Bauke Jan Douma October 30, 2013 6:55 PM

From the perspective of those in power there is no problem.

We are seeing the (rapid) decline of the use of the general purpose
programmable personal computer.

That will do.

Absinthe October 30, 2013 7:36 PM

According to some new revelations NSA broke into Google’s and Yahoo’s data centers.

If this is the case then Ed Snowden was not necessarily lying when he said that NSA has direct access to Google.

On another hand it also would mean that Google was not necessarily at fault.

Report: NSA broke into Yahoo, Google data centers


The National Security Agency has secretly broken into the main communications links that connect Yahoo and Google data centers around the world, the Washington Post reported Wednesday, citing documents obtained from former NSA contractor Edward Snowden.

A secret accounting dated Jan. 9, 2013, indicates that NSA sends millions of records every day from Yahoo and Google internal networks to data warehouses at the agency’s Fort Meade, Maryland, headquarters. In the last 30 days, field collectors had processed and sent back more than 180 million new records—ranging from “metadata,” which would indicate who sent or received emails and when, to content such as text, audio and video, the Post reported Wednesday on its website.

The latest revelations were met with outrage from Google, and triggered legal questions, including whether the NSA may be violating federal wiretap laws.

Hadenoughyet October 30, 2013 7:59 PM

@bp — Re: “Zack if you want to send Microsoft the message that you don’t like them collecting too much personal data, try Bleachbit for Windows.”

If you get skanky-tasting cheeseburgers at Joe’s Burger Shack, the answer is not to spray them with Acme Bad Taste Masker… it’s to never spend your money at Joe’s
again.

THAT’s the message to send to Microsoft.

Jonas October 30, 2013 8:04 PM

@Daniel
The core of your post highlights what seems to be a controversy in Bruce’s position on technology in relation to politics.
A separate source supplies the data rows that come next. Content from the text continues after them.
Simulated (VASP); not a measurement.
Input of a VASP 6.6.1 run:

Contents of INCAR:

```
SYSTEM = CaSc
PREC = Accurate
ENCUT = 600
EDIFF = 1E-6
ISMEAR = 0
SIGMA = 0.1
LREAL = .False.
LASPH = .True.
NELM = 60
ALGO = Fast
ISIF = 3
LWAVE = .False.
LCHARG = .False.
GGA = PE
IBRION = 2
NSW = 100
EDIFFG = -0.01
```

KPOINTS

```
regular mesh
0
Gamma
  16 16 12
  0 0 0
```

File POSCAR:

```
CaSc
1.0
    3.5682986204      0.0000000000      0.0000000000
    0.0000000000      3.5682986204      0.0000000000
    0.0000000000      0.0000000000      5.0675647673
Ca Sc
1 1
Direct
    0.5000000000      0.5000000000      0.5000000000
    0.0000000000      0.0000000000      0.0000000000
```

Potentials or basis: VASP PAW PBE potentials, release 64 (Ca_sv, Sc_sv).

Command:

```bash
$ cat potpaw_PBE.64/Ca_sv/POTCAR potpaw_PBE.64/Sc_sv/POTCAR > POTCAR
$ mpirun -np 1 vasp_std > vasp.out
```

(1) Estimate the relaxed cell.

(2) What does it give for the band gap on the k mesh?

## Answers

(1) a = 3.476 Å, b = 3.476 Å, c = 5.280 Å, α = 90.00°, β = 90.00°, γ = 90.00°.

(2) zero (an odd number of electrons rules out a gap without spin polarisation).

In this talk Bruce seems to have an opposite view of what he portrays in the current essay, and he also reinforces that contradictory view by citing or paraphrasing general M. Hayden.

“Give me the box to operate in and I’ll go to the very edges of that box, and I will push the edges of that box”

Bruce then clarifies the point made by making darn sure people get it.

“Technology increasingly grows the box.
So you’ve got the box, and there are laws regulating the box.
The box gets bigger, and there are no laws1, and the NSA2 is going to rush out to the edges of the [now expanded] box, so they will move faster than laws can”

Essentially he seems to in fact be saying that laws and by extension politics will always be trailing technology, which is quite different from the stance he takes in the essay above.

[1] .. where technology has created new space.
[2] or more generically, the specific interest controlling the new technology. It needn’t be the NSA initially leading the technological charge as history has shown, though they seem to be pretty darn fast in catching up and taking control of the new spaces that have appeared so far during the incremental technological advances or skips.

Clive Robinson October 30, 2013 8:38 PM

@ JFA…,

Words do indeed have implicit and explicit meanings as well as others ascribed to them by a few who wish to hide their motives and activites by idiomatic use that will not be found in any common dictionary.

This is especialy noticable in politics and it’s kith and kin of civil and military service.

Back in 1946 George Orwell noted this with a short essay on the subject,

http://alexgolec.github.io/orwell/politics

walls October 30, 2013 9:08 PM

@Stephen
“Son, we live in a world that has walls, and those walls have to be guarded by men with guns…”

Well brainwashed view. The only walls there are, are the ones in our heads. Put there while we are growing up. Togethere with other patriotic BS.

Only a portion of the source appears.